There is a long interview in the new business section of Atlantic Monthly with the respected economist Robert Barro holding forth his views on multiplier effects of Government Spending.
I last studied macro-economics more than a decade ago and remember little of the Keynesian models. What was really interesting is this reply
Q: I would need to go back and check. But one question, and I think Greg Mankiw raises this question as well, is, Why does this set of evidence depart from what seems like the standard Keynesian theory that a dollar of spending would have a larger multiplier than a dollar of tax cutting?
A: I don’t think it is really confusing at all, because when you cut taxes there are two different effects. One is that you cut tax rates, and therefore give people incentives to do things like work and produce more and pay more…….

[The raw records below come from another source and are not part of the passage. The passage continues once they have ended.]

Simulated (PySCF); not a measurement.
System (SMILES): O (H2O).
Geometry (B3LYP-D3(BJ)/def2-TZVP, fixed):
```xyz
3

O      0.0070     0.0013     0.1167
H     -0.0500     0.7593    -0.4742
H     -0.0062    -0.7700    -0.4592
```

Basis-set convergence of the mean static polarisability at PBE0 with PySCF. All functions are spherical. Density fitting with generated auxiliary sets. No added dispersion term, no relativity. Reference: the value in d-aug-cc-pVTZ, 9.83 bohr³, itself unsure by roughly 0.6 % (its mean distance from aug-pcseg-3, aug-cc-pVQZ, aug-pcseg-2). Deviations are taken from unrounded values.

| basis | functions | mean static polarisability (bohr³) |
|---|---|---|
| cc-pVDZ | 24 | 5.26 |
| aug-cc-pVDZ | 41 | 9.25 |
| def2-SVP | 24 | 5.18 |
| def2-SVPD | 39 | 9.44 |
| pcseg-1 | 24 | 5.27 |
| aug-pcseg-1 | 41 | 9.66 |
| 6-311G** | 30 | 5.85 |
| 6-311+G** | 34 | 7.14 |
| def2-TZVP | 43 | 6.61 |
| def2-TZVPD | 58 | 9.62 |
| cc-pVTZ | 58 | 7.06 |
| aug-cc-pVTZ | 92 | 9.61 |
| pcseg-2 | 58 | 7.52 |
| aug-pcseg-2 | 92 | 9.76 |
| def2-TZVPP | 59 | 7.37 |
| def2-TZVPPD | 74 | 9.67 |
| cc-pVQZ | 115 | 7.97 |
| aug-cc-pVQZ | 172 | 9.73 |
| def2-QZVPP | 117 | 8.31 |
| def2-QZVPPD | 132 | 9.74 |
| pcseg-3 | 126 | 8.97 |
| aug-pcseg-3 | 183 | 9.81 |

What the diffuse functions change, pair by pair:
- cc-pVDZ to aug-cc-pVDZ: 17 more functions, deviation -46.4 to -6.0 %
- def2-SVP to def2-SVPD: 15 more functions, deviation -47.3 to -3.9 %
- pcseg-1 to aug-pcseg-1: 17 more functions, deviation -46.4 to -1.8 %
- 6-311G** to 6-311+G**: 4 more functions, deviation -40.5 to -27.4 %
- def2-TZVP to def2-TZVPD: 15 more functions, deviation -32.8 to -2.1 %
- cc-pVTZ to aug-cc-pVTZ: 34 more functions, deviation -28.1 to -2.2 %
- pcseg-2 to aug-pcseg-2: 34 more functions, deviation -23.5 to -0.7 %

Now I have no idea where this particular evidence comes from but it does seem a little weird to me that Tax Rate Cuts would encourage people to work more. I have personally moved and had my income shift from one tax jurisdiction to another and I have known hundreds of people moving from high tax jurisdictions to low (India to Malaysia, Malaysia to Singapore, Europe to Middle-East), a lot of these have actually worked for me in both locations and I can unequivocally say that they did not change their working patterns. They did not start working harder or start being more productive. Probably the most relevant eg. would be people moving from Malaysia to Middle East (UAE, Saudi, Qatar etc) where the currencies are roughly pegged at the same level to US Dollar, costs of living are relatively similar (housing costs more but cars are cheaper), and the effective tax rate declines from 22-23% in MY to 0% in ME. I have seen no change in productively levels as a business would measure in terms of lines of code churned out, Service requests handled, proposals made, sales-calls made etc.
Marginal Tax Cuts on Individuals have absolutely no effect on their desire, willingness or incentive to work. Income effects, Social Norms and larger Macro-environment dominates.